An example of modern slavery is in China’s Xinjiang province, home to a significant portion of central Asia’s Uyghur population, a majority Muslim, Turkic ethnic group. This group is facing increasing persecution by the Chinese government: it places them in re-education camps under the guise of re-skilling them for industry needs. This approach has been criticised as cultural genocide as reports emerge of these camps deliberately stripping the Uyghur of their unique identity and in extreme cases condoning sexual and physical violence against them. This vulnerable population is used by the local Xinjiang factories, with government endorsement, as cheap labour to supply the global market with products such as poly-silicon, a vital material in the production of solar panels.

This is but one example of the modern slavery which is feeding our global markets. We have entered into an era of systematic competition that values profit over ethics. This can be reversed however with better regulation of our supply chains and higher awareness being brought to businesses on the prevalence of modern slavery.

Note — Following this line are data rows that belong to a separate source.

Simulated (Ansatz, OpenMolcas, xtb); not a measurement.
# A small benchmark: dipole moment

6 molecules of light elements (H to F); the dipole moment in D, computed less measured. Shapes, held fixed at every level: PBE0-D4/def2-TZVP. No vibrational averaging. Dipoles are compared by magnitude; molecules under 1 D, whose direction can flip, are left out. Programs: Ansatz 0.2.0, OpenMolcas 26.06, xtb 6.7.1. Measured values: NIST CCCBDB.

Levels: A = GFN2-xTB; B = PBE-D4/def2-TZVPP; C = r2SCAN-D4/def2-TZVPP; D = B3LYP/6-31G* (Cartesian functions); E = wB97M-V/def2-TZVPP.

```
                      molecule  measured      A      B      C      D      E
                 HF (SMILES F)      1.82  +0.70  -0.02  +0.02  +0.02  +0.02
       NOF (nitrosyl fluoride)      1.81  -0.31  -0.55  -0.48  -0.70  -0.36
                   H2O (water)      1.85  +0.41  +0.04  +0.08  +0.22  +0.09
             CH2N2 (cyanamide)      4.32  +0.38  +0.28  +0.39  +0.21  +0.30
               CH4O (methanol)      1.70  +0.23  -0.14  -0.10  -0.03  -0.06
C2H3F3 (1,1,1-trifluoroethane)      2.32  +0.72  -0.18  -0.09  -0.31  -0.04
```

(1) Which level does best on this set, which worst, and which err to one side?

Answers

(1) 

Dr Cockayne responded to a range of audience questions.

Asked about the realism of prohibiting products of slave labour in Australia, particularly in solar panel production, he said that it is currently incredibly difficult to purchase slave labour free solar panels as most poly-silicon is sourced from the Xinjiang factories. Switching to alternative components is not realistic and doesn’t remove this problem. There are plans to establish our own poly-silicon factories but the resources and time investment required are enormous.

In NSW since 1 July, government buyers must cease buying goods and services made by modern slavery. The government places responsibility on large enterprises to ensure that they are not directly or indirectly supporting slave labour and requires an annual internal anti-slavery investigation for enterprises turning over more than 50 million in revenue.

Asked whether it is necessary to have both state and federal anti-slavery commissioners, Dr Cockayne said that the federal and state governments have different areas of responsibilities. Cooperation in all these areas is necessary to combat modern slavery. Action at all levels of government among the education, health care, foreign relations and economic policy departments is crucial in ensuring the Australian economy has a firm anti-slavery stance.